Part 4: PowerPC970 as a Fortune-Teller
First, let’s discuss the unit every modern processor features, irrespective of its architecture. It is the Branch Prediction Unit (BPU). This unit was necessary, because every long program contains conditional branches of various kinds. There is another fact about modern processors: all of them use pipelines as a means of increasing the operational frequency and also of increasing the percent of transistors in the processor that work simultaneously. In other words, each program instruction moves along a pipeline, on the way acquiring data read from the memory, results of other instructions, various additional properties and pointers. As a result, in each given moment of time the entire pipeline is usually busy processing different instructions on its various stages. This would be a perfect setup, if it were not for those misfortunate branches. If there is a jump in the flow of the program to another stretch of code (or there is a jump expected), the pipeline interrupts its smooth operation, and the resulting performance of the microprocessor gets greatly reduced. The engineers came up with a solution: they needed to create a unit, which main purpose would be to “guess” the most probable direction of the jump.
If the “guess” was right, we would get our reward: the continuous operation of the pipeline with a maximum possible workload. If the “guess” was wrong, we would get our punishment: the pipeline stalls, the buffers are all cleared up, and the right program branch is loaded. Of course, the penalty at a wrong guess (in processor clock cycles) may be greater than the economy if the guess could be correct. What saves the performance is that the number of correct guesses is overwhelming. As a rule, developers do their best for their processor to be as close to 100% correct predictions as possible in a majority of real-world algorithms. Most modern processors have a prediction precision of about 90% and higher! So overall, this method is profitable, although sometimes it is still necessary to clear the pipeline and fill it up again. On the other hand, by improving the predictions precision, you can increase the length of the pipeline, which favorably affects the CPU frequency (all other factors being equal).

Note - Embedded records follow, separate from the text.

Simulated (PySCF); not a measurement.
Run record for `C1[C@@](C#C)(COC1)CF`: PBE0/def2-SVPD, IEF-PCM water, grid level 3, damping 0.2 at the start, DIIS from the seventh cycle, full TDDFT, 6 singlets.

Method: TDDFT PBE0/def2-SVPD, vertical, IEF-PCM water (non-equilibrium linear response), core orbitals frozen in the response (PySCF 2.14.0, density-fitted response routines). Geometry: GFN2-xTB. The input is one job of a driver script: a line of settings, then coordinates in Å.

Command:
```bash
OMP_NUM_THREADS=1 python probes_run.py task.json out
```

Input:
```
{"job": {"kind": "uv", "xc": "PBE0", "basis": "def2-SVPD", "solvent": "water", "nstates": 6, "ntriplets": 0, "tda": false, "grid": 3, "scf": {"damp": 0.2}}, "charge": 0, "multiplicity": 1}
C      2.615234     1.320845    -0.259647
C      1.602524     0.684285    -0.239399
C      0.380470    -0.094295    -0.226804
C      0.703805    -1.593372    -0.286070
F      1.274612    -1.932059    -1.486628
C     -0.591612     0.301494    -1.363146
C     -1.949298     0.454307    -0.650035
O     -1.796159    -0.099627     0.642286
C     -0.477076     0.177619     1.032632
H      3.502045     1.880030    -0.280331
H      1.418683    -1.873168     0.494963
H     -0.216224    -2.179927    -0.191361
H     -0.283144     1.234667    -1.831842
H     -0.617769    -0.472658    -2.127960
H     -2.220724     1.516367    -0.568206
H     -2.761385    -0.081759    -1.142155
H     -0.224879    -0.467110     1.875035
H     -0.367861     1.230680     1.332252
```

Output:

Modern compilers use the branch prediction feature of the processor as a reserve for improving the performance of the program. They shape the code in such a way as to increase the branching prediction precision (the compiler developers know well how to use this feature of the processors they write the complier for). By the way, note that the PowerPC970 has a longer pipeline compared to its progenitor Power4 (16 stages against 12 stages; SIMD/FPU instructions may take as many as 25 stages!) As I have mentioned above, this was another trick to increase the frequency of the PowerPC970 (and close the gap in this parameter as Mac processors used to be lagging behind modern x86 processors in frequency).
But let’s return to the branch prediction unit. Let’s first see what flagship models from AMD and Intel have in this area. The Pentium 4 processor uses a branch history table (BHT) unit with a size of 4096 (4K) entries; its algorithm is based on the history of branching. In other words, a certain branching statistics is accumulated and the most probable (according to the accumulated statistical data) branch direction will have an advantage.